In asking the important question: "Do we need a new Internet?," John Markoff's article in the New York Times has helped focus the overall Internet debate on the importance of encouraging innovation to better protect Internet users.

  • Mr. Markoff's important article spotlights efforts by mainstream researchers like Stanford's Clean Slate project to "re-invent the Internet" to address its security deficiencies. It also provided an outlet for those concerned about the Internet's increasingly serious security vulnerabilities.  

It should not be surprising that researchers would be trying to innovate to create a better Internet that is safer and more secure; given that the:

  • Original Internet /protocol/architecture was designed 35 years ago; and
  •  Internet's co-designer, Google's Vint Cerf readily admits the Internet's serious end-to-end architectural shortcomings.
    • When asked in an interview with the Guardian about Internet security, Mr. Cerf replied:
      • "It's every man for himself," he says, grinning. "In the end, it seems every machine has to defend itself. The internet was designed that way."
    • Even more recently Mr. Cerf admitted:
      • "It's true that we didn't focus very heavily on the security side at the time that we were finalizing the current protocols that you're using. We were much more concerned about whether it worked at all, as opposed to, "does it work securely?""  

The immediately defensive and negative reaction  to Mr. Markoff's reasonable question even being asked -- is highly instructive.   

 

Why are people so threatened by the notion that:

  • Innovation may continue to evolve the Internet?
  • A next generation Internet might be more safe/secure for users?
  • Change may come to the Internet?
  • A future innovation may prove better than one developed over thirty five years ago before the invention of the PC?

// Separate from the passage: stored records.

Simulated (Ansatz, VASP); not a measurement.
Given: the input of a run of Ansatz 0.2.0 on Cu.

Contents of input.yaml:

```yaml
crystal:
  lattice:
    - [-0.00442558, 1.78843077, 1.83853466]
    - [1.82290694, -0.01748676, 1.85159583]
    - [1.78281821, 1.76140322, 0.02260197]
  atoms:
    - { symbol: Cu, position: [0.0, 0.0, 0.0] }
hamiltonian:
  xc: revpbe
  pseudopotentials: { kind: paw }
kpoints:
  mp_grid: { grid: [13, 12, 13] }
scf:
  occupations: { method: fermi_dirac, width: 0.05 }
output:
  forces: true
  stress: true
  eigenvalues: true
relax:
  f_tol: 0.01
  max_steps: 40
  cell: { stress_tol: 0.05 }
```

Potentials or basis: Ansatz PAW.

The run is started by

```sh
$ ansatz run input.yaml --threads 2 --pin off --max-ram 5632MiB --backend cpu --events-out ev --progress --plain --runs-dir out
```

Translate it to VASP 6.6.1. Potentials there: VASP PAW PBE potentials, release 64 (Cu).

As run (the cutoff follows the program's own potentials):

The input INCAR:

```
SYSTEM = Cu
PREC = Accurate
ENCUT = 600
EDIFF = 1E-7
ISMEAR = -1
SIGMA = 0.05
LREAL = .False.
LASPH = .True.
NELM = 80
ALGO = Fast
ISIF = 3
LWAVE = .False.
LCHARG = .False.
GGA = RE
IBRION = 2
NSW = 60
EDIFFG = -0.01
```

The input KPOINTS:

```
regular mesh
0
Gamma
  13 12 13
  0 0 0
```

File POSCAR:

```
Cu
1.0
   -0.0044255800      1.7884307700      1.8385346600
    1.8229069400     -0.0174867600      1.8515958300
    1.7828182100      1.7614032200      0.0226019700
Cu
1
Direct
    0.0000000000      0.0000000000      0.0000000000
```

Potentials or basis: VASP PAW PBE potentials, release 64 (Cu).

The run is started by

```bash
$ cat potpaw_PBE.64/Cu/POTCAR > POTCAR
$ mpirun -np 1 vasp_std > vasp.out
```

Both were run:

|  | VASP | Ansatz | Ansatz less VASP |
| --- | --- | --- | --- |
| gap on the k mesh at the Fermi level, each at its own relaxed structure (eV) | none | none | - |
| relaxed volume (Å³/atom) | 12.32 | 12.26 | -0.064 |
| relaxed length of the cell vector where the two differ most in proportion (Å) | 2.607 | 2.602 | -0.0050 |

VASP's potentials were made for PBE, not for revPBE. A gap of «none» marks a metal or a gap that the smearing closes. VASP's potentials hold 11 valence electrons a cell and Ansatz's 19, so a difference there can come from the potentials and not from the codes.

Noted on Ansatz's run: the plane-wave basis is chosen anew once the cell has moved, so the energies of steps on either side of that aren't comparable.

It is absurd on its face to propose there should never be a new Internet. It would be like saying there should be no change to printing after the invention of the Gutenberg press!

  • I can understand how one might not choose a new Internet over the old Internet, if the new one proved to not be an improvement, or enough of an improvement to justify the migration hassle. 
  • However, to summarily dismiss that no future "new Internet" innovation could improve on the existing Internet -- is patently absurd. 

Why are many threatened by Mr. Markoff's legitimate question: "Do we need a new Internet?"?

 

The real reason is that making security more of a priority on the Internet threatens net neutrality political othodoxy.

  • That orthodoxy insists on an inviolate end-to-end Internet infrastructure where bits are only controlled by the user at the edge and never managed at the core by a network provider. 

The most threatening part of Mr. Markoff's question and article to net neutrality orthodoxy was his insight that a more secure Internet "is likely to emerge as new hardware and software are built in to the router computers" that run the Internet at its core.

  • Net neutrality orthodoxy insists that innovation should only occur at the edge of the network, and that any smart network innovation or reasonable network management at the core -- is by definition discrimination and an infringement of free speech -- because bits are being interfered with.

Bottom line:

 

It is the height of hypocrisy and irresponsibility for net neutrality proponents to claim to be motivated by promoting innovation and the best interests of Internet users, when they oppose on principle, smart network innovation and reasonable network management practices that make the Internet safer and more secure going forward.